Mark Zuckerberg is reportedly being sued by his own investors.

The most recent lawsuit claims that the Facebook co-founder sold more than $1 billion worth of the company's shares just before prices started tumbling, according to TMZ.

Disgruntled Facebook shareholders are also claiming that the 28-year-old CEO knew the stock was overvalued and dumped his own shares to avoid continued losses.

At the center of the plaintiffs complaint is an accusation that says Zuckerberg and Facebook knew there was not enough advertising revenue to support a $38 stock valuation, but hid that revenue information to push up the share price for the social networks initial public offering.

The lawsuit, filed on June 3, in the U.S. District Court in Manhattan, includes Goldman Sachs, JP Morgan and Morgan Stanley. It suggests the banks pointed out the flaw in Facebook's IPO, but that the social network chose to share that information with only its largest investors through selective disclosure methods, The Daily Mail reports.

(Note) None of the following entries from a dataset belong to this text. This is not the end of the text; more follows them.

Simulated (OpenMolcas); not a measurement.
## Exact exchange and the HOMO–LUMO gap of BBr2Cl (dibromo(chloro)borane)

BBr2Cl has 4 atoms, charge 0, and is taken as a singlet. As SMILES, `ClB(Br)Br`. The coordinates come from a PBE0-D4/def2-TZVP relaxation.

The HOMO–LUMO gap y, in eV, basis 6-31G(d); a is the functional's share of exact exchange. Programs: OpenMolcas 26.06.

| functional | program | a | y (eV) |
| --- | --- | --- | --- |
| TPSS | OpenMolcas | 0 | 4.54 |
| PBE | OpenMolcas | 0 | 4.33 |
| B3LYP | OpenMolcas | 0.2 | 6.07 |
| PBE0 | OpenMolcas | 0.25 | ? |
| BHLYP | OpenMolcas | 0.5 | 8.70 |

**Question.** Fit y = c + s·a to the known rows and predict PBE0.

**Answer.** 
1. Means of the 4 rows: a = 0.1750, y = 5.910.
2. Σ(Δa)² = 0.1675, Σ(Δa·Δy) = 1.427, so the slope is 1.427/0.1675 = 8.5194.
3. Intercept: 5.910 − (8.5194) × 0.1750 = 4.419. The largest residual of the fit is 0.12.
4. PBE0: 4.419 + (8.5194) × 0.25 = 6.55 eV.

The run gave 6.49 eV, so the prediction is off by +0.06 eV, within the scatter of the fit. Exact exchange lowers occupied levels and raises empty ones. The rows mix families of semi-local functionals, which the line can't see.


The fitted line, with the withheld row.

The suit makes further claims that the defendants secretly told certain preferred investors they had concerns -- enabling them to avoid buying or to sell quickly at a good price immediately after the initial public offering.

As details on the situation have yet to emerge, Zuckerberg could potenttially be found guilty of insider trading if it is revealed that he did in fact use information at his disposal and share that information only with select groups of investors.

Zuckerberg became one of the richest people in the world at the age of 28 when Facebook recently went public, but shares in the company -- which were once valued at $104 billion -- tumbled from a peak of $38 to $26 per share in the week following Facebook's IPO debut.

While the CEO of the Menlo Park, Calif. based company has been seen enjoying his honeymoon with his new wife Priscilla Chan, Zuckerberg has yet to comment on claims that he knew of IPO price concerns before selling off his shares.